Pesto is versatile as a topping, condiment, and even an ingredient in other recipes. Traditionally made in a mortar and pestle, pesto is simply a paste of herbs, nuts, and cheese. The French have their own version of pesto and so do many other European countries. But Italian pesto, originally from Genoa, is the most famous. It's a recipe that everyone knows well and loves for its simplicity and amazing flavor. That's what Italian cuisine is all about.
Pesto can be made with a number of different herbs and nuts, but classically it is made with basil, pine nuts, and Parmesan. My favorite version switches out the pine nuts for walnuts. Sometimes I also make pesto with almonds, which creates a creamier texture. Hazelnuts or pecans would also work. Try a different herb like parsley, cilantro, mint, or a combination of all of them. Pesto is all up to your creativity. After all, no recipe is set in stone.

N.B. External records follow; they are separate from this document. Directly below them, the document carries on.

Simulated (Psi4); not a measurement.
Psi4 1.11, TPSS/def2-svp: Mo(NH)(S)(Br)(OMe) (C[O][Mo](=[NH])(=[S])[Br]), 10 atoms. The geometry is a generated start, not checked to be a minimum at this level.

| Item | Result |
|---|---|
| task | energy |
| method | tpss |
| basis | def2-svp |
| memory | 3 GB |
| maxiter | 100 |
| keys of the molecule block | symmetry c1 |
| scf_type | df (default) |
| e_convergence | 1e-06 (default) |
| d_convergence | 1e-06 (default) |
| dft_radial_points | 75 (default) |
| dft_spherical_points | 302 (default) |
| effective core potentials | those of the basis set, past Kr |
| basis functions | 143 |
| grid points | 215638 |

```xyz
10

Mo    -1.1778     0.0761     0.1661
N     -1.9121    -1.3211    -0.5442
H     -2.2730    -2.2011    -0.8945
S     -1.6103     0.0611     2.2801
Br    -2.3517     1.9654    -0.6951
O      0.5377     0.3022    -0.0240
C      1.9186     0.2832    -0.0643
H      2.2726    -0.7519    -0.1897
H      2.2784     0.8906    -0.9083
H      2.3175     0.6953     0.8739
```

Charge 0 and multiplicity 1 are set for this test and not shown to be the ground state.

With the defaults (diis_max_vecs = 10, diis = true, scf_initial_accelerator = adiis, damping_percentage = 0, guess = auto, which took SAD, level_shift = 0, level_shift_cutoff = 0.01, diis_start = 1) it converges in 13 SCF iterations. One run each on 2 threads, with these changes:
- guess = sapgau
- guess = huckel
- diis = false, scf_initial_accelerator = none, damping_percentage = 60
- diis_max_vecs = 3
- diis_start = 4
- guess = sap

Even though I like to use a mortar and pestle, the easiest way to make pesto is in the food processor. You can make batch after batch quickly and freeze extra amounts in plastic tubs. Pesto works great as a sandwich spread, stirred into pasta, stirred into soup, or made into a salad dressing or marinade. The possibilities are endless with this recipe.
6 cups basil leaves
2 garlic cloves
1/2 cup walnut halves
1/3 cup grated Parmesan cheese
3/4 cup olive oil
fine sea salt
freshly ground black pepper
In the bowl of a food processor, pulse basil, garlic, walnuts, and Parmesan until a thick crumbly mixture forms. With the machine running, drizzle in olive oil. The mixture should be slightly loose but still viscous. Season with salt and pepper and mix to combine. Store in an airtight plastic container with a thin film of oil on the surface of the pesto to prevent browning. Refrigerate if not using immediately. Use within 1 week. Yield: 1-1/2 cups.